Hacks with Friends 2020 Retrospective: A pitch to hitch in 2021

When the students go on winter break I go to Hacks with Friends (HWF) and highly recommend and encourage everyone who can to participate in HWF 2021.  Not only is it two days of free breakfast, lunch, and snacks at the Ross School of Business, but it’s a chance to work with a diverse cross section of faculty, staff, and students on innovative solutions to complex problems.  

This year there were 19 pitches from which to choose.  I was successful once again in choosing a pitch with a low probability of taking home the Golden Hard Drive and a high probability to crash and burn a.k.a. a project that spends the bulk of the time setting up the development environment.  

This year it was pitch 4 - A Pangeo State of Mind.  It had all the usual trappings; something I don’t know much about, something I think would be interesting, and something that requires installing development tools and software.  In 2019 it was pitch 7 - Mediawiki in the Container Age and in 2017 DevEnvy: Development Environments as Code.

You’d think I would have learned from past experience that eight hours isn’t enough time to start from ground zero and produce a minimal viable product.  Perhaps it is self sabotage, or fear of success, or just simply being impulsive but someone pitched the idea and they think it is possible so it must be possible, right?

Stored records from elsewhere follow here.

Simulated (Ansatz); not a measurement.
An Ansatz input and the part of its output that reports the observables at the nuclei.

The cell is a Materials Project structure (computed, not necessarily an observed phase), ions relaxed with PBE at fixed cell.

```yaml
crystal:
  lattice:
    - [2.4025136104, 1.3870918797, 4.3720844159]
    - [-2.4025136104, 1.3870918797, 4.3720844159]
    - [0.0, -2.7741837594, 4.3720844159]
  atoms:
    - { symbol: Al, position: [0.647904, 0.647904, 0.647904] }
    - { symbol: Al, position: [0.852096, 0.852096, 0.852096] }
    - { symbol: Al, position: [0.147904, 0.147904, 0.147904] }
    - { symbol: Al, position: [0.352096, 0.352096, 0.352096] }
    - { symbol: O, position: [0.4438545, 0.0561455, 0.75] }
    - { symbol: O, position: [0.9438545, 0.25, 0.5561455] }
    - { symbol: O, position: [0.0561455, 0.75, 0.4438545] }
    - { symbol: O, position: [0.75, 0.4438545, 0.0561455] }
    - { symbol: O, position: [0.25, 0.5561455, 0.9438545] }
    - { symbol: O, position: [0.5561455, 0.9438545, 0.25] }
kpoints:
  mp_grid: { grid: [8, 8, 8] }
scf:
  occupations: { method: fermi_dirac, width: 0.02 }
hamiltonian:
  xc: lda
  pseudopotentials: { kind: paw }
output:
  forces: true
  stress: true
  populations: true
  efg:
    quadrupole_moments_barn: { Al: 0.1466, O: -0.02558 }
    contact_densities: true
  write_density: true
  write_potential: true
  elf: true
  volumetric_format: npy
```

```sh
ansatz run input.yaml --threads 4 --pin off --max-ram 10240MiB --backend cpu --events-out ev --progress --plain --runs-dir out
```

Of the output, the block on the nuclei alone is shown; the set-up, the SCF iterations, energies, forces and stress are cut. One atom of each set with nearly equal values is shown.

Regardless of the fact that the second day of the event was spent putting together a presentation about all the things that went wrong, what we’d do differently, and have very little, if anything, to show for eight times the number of team members worth of work hours I’ll feel it was well worth the time to fail spectacularly because I had fun and learned something new.  

This year’s takeaway is the Jupyter Notebook.  Probably not new to many, but it was new to me, and given that Ruby is just one of the Jupyter kernels I have big plans.  Big big plans and perhaps one day I might actually be the one pitching that seductive developer-centric project.

At the end of the event I always tell myself next year will be different;  I’ll resist the impulse to join the developer-centric project, join a project where I can apply the skills I already have, select a pitch with a high probability of making it to the semifinals, and with a little luck, be on the team that takes home the coveted Gold Hard Drive award.

Yeah, I know, I’m dreaming, but hey, I’ll already be the next year’s winner just by participating.